Note Iai-Callgrind captures all output per default. In order to actually see the output of the benchmark, setup and teardown functions, it is required to run the benchmarks with the flag --nocapture or set the environment variable IAI_CALLGRIND_NOCAPTURE=true. Let's assume the above benchmark is in a file benches/my_benchmark.rs, then running

IAI_CALLGRIND_NOCAPTURE=true cargo bench

results in output like the below

my_benchmark::my_group::count_bytes_fast first:open_file("path/to/big")
bytes read: 25078
- end of stdout/stderr
  Instructions:             1630162|N/A             (*********)
  L1 Hits:                  2507931|N/A             (*********)
  LL Hits:                        2|N/A             (*********)
  RAM Hits:                      13|N/A             (*********)
  Total read+write:         2507946|N/A             (*********)
  Estimated Cycles:         2508396|N/A             (*********)

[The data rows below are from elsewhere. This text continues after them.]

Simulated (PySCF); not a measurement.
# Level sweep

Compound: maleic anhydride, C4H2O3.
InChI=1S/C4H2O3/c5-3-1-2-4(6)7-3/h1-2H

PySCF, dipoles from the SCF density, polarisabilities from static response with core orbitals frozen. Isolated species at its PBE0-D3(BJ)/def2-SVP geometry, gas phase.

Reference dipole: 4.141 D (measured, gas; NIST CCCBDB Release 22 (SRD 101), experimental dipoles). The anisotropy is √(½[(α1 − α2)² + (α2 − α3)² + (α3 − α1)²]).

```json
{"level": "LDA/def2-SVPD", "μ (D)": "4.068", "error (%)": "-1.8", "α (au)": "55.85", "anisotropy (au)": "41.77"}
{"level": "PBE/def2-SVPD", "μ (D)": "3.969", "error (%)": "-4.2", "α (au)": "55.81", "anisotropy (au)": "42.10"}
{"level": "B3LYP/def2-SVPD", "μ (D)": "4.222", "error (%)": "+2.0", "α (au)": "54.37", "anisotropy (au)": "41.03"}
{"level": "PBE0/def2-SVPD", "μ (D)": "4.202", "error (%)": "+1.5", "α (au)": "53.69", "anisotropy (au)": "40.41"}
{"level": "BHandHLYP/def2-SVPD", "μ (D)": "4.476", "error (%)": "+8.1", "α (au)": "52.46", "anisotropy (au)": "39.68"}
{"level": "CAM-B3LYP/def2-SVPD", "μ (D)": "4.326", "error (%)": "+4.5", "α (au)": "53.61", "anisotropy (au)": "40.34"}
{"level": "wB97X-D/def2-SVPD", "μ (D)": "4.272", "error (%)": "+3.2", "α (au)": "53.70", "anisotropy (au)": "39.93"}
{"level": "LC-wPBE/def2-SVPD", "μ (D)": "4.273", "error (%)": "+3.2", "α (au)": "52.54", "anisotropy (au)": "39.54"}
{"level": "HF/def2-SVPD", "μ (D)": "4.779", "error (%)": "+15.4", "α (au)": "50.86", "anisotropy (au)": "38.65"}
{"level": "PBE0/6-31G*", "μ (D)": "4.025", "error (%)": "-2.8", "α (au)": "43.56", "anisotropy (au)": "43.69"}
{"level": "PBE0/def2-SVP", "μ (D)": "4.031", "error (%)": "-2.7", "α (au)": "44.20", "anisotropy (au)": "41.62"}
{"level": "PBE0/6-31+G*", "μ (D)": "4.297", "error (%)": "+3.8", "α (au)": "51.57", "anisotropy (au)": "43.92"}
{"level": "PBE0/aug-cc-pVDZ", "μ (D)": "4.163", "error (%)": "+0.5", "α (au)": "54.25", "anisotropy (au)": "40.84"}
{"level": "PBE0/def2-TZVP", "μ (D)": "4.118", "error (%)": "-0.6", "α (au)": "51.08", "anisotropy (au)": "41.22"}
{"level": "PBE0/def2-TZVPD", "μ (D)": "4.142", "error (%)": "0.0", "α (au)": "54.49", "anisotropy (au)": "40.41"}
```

Iai-Callgrind result: Ok. 1 without regressions; 0 regressed; 1 benchmarks finished in 0.49333s

The output of the teardown function is now visible in the benchmark output above the - end of stdout/stderr line.

Specifying multiple benches at once

Multiple benches can be specified at once with the #[benches] attribute.

The `#[benches]` attribute in more detail

Let's start with an example:

extern crate iai_callgrind;
mod my_lib { pub fn bubble_sort(value: Vec<i32>) -> Vec<i32> { value } }
use iai_callgrind::{library_benchmark, library_benchmark_group, main};
use std::hint::black_box;
use my_lib::bubble_sort;

fn setup_worst_case_array(start: i32) -> Vec<i32> {
    if start.is_negative() {
        (start..0).rev().collect()
    } else {
        (0..start).rev().collect()
    }
}

#[library_benchmark]
#[benches::multiple(vec![1], vec![5])]
#[benches::with_setup(args = [1, 5], setup = setup_worst_case_array)]
fn bench_bubble_sort_with_benches_attribute(input: Vec<i32>) -> Vec<i32> {
    black_box(bubble_sort(input))
}

library_benchmark_group!(name = my_group; benchmarks = bench_bubble_sort_with_benches_attribute);
fn main () {
main!(library_benchmark_groups = my_group);
}

Usually the arguments are passed directly to the benchmarking function as it can be seen in the #[benches::multiple(/* arguments */)] case. In #[benches::with_setup(/* ... */)], the arguments are passed to the setup function instead. The above #[library_benchmark] is pretty much the same as

extern crate iai_callgrind;
mod my_lib { pub fn bubble_sort(value: Vec<i32>) -> Vec<i32> { value } }
use iai_callgrind::{library_benchmark, library_benchmark_group, main};
use std::hint::black_box;
use my_lib::bubble_sort;

fn setup_worst_case_array(start: i32) -> Vec<i32> {
    if start.is_negative() {
        (start..0).rev().collect()
    } else {
        (0..start).rev().collect()
    }
}

#[library_benchmark]
#[bench::multiple_0(vec![1])]
#[bench::multiple_1(vec![5])]
#[bench::with_setup_0(setup_worst_case_array(1))]
#[bench::with_setup_1(setup_worst_case_array(5))]
fn bench_bubble_sort_with_benches_attribute(input: Vec<i32>) -> Vec<i32> {
    black_box(bubble_sort(input))
}

library_benchmark_group!(name = my_group; benchmarks = bench_bubble_sort_with_benches_attribute);
fn main () {
main!(library_benchmark_groups = my_group);
}

but a lot more concise especially if a lot of values are passed to the same setup function.

The `file` parameter

Reading inputs from a file allows for example sharing the same inputs between different benchmarking frameworks like criterion or if you simply have a long list of inputs you might find it more convenient to read them from a file.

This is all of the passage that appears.